General Electric (GE) announced a slew of major strategic initiatives today that will ultimately result in another dividend cut within 12 to 18 months. I estimate the dividend could be reduced by as much as 35%.
Specifically, the company decided to spin-off its healthcare segment (23% of profits in 2017) and divest its ownership stake in energy company Baker Hughes (BHGE).
The healthcare spinoff is expected to happen within the next 12 to 18 months, while the separation from Baker Hughes will take closer to 2 to 3 years.
The remaining GE will consist of its Aviation, Power, and Renewable Energy businesses, along with GE Capital. The Wall Street Journal provided a helpful graphic below highlighting how GE is shrinking.
GE is making these moves to simplify its operations and hopefully become more focused and profitable. A key driver is improving the company’s financial health, too.
GE is looking to reduce its debt by $25 billion by the end of 2020, which will lower its industrial division’s net debt to EBITDA leverage ratio from 3.5x to less than 2.5x.
To get there, the company is monetizing some of its assets (20% of GE Healthcare will be sold rather than spun-off to current GE shareholders) while also shoveling off some of its debt and pension liabilities to the new healthcare spinoff.

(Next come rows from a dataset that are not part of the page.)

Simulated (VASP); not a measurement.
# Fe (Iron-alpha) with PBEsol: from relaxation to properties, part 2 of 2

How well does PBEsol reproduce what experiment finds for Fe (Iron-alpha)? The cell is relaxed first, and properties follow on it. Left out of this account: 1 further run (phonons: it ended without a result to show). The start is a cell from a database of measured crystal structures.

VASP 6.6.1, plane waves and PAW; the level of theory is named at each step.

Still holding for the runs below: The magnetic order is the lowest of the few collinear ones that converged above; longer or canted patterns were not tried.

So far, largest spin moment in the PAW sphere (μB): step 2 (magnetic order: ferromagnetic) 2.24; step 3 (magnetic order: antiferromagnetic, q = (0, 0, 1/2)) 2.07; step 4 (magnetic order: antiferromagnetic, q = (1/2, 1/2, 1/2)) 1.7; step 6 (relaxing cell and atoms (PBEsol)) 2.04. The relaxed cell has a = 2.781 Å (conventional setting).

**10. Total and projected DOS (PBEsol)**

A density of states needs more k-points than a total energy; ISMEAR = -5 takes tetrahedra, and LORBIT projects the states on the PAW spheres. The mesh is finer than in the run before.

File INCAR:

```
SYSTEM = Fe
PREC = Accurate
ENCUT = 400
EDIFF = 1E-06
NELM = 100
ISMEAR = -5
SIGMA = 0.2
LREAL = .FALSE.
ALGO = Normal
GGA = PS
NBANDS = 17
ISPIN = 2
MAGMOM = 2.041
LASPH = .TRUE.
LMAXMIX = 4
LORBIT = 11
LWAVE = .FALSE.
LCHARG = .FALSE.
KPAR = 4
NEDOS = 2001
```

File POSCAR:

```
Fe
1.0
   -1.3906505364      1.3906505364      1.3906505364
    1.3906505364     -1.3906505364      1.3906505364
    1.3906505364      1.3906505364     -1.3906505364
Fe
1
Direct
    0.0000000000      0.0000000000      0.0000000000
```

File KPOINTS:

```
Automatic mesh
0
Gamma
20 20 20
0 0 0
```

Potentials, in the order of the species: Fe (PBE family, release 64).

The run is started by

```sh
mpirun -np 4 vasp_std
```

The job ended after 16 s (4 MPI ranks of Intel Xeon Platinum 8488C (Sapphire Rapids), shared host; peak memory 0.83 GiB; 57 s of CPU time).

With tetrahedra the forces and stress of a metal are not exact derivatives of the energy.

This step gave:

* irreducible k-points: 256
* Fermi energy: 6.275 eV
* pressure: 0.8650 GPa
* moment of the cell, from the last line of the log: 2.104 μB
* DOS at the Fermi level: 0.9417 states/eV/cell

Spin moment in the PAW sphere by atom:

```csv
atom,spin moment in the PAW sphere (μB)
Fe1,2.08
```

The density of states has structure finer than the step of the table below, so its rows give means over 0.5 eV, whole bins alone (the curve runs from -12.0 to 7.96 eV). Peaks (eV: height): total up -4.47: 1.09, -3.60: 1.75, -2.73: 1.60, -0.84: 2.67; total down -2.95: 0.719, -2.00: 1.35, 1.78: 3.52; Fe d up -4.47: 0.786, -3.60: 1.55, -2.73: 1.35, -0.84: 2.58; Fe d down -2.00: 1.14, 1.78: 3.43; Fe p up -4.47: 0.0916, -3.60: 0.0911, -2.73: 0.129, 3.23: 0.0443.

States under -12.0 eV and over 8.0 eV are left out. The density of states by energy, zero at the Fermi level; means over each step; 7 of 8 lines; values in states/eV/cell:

These actions could be in the company’s best long-term interest. However, a shrinking GE means less cash flow, which will ultimately result in yet another dividend cut from the company within 18 months (as soon as the healthcare spinoff completes).
Here’s what the company stated in its press release:
“GE expects to maintain its current quarterly dividend, subject to Board approval, until GE Healthcare is established as an independent entity. At that time, the new GE Healthcare Board of Directors will determine GE Healthcare’s dividend policy, which GE expects to reflect healthcare industry practices. Also at that time, the GE Board expects to adjust the GE dividend with a target dividend policy in line with industrial peers.”
So we won’t know for at least another year what the total dividend cut will be, but my best guess after doing some rough math is somewhere between 15% and 35%.
GE Healthcare generated $3.4 billion in profits in 2017. The average healthcare company in our database has an earnings payout ratio near 30%.
Let’s assume the new GE Healthcare Board prefers to stay conservative in the early days and retain as much cash flow as possible to continue growing the business (and service the large liabilities GE is sending with it).
A payout ratio of 25% would result in $850 million in annual dividends paid. Since GE shareholders will only own 80% of this business (GE is monetizing the other 20%), they would be entitled to receive $680 million in dividends.
GE’s remaining industrial businesses (Aviation, Power, Renewable) combined to generate $10.1 billion in profits in 2017.
The average large cap industrial in our database pays out 35% of its earnings. Again, I think it is a good bet that GE will remain more conservative with its payout ratio to take pressure off (especially given deleveraging needs and depressed power markets).
If we assume GE’s board opts for a 25% payout ratio, the company would pay $2.5 billion in annual dividends. The headline would be ugly since $2.5 billion is a 40% reduction compared to GE’s current dividend, but you have to remember the dividends you will receive from GE Healthcare.
In this scenario, the remaining GE ($2.5 billion in dividends), combined with shareholders’ new 80% interest in GE Healthcare ($680 million in dividends), would pay around $3.2 billion in dividends each year.
GE’s current dividend payment amounts to $4.17 billion each year, so this scenario would result in a total dividend reduction of 23%.
If the company ran with a 20% payout ratio for both businesses instead, the combined dividend cut would stand near 35% using 2017 profit figures.
Meanwhile, a 30% payout ratio would result in a much more minor dividend reduction near 3%.
From an income perspective, GE’s risk profile has clearly deteriorated yet again, at least over the new few years. If you need to rely on the company’s current dividend and can’t handle a potential 30%+ dividend cut, this stock isn’t for you.
However, investors have pushed up GE’s stock price by 7% on this news, demonstrating their enthusiasm for management’s turnaround plans. The last year has been filled with uncertainty and various unexpected challenges, so any clarity on the company’s strategy is a win for now.
The “new” GE will be more focused on a lucrative business with Aviation accounting for close to 70% of profits (up from about 45% in 2017), and it will be in a much healthier financial state should GE’s deleveraging efforts and healthcare spinoff succeed.
Management’s plans are far from guaranteed to be successful and don’t solve the company’s struggles in the power market, but they represent a big step in hopefully the right direction. For investors searching for a progressing turnaround story and worried less about dividend safety, GE is looking a lot more interesting after today’s news.